Friends turns back on new Flowers bid - Business - Evening Standard
       

Friends turns back on new Flowers bid

Friends Provident feels strong enough to turn down a £3.5 billion takeover bid from private equity house JC Flowers despite all its problems.

Without a chief executive until Trevor Matthews arrives from Standard Life in the summer, Friends has endured a terrible year.

It turned a profit of £491 million in 2006 into a loss of £113 million for 2007 and has faced scepticism from the City about its strategy and long-term future.

Today it confirmed that JC Flowers made an offer of 150p a share, but insists that this proposal "significantly under-values Friends Provident and its prospects and does not represent a basis for discussion".

JC Flowers, run by former Goldman Sachs banker Chris Flowers, has made several offers for Friends - at lower levels on each occasion.

Last year it tabled a bid at 175p a share, which Friends also rejected out of hand.

Friends entered a merger deal with Resolution Life before Christmas, but it quickly collapsed after better offers arrived for Resolution.

Chief executive Philip Moore was ousted in the fallout. Last month finance director Jim Smart said he would leave in August, giving Matthews an immediate hole to fill when he starts the new job.

Friends Provident shares have halved in the last year but gained today 4.4p to 124.5p.

The Friends' board, led by chairman Sir Adrian Montague, feels it cannot sell the company for less than 160p. It believes that any lower would be less than the insurer's embedded value - - or the long-term value of its policies.

However, so many customers have cashed in their policies due to poor investment performance that this embedded value is said by analysts to be in doubt.

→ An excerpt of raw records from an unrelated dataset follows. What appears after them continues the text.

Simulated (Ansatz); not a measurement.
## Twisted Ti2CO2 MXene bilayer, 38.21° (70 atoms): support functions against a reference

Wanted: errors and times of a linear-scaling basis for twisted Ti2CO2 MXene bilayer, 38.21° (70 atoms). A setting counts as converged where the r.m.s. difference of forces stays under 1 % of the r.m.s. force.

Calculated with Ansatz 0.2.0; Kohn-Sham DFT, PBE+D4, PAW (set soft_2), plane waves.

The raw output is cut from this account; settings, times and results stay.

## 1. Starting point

Friends is looking to sell its stake in F&C Asset Management as well as subsidiaries Lombard and Pantheon Financial. Critics of the company say that pushing through this strategy before Matthews arrives will leave the new chief executive in an awkward position. Flowers could yet return with another bid. It has a near 3% stake in the insurer.

Friends is headquartered in London and employs 4,000 across the UK. It is cutting 600 of those jobs as part of its strategic review.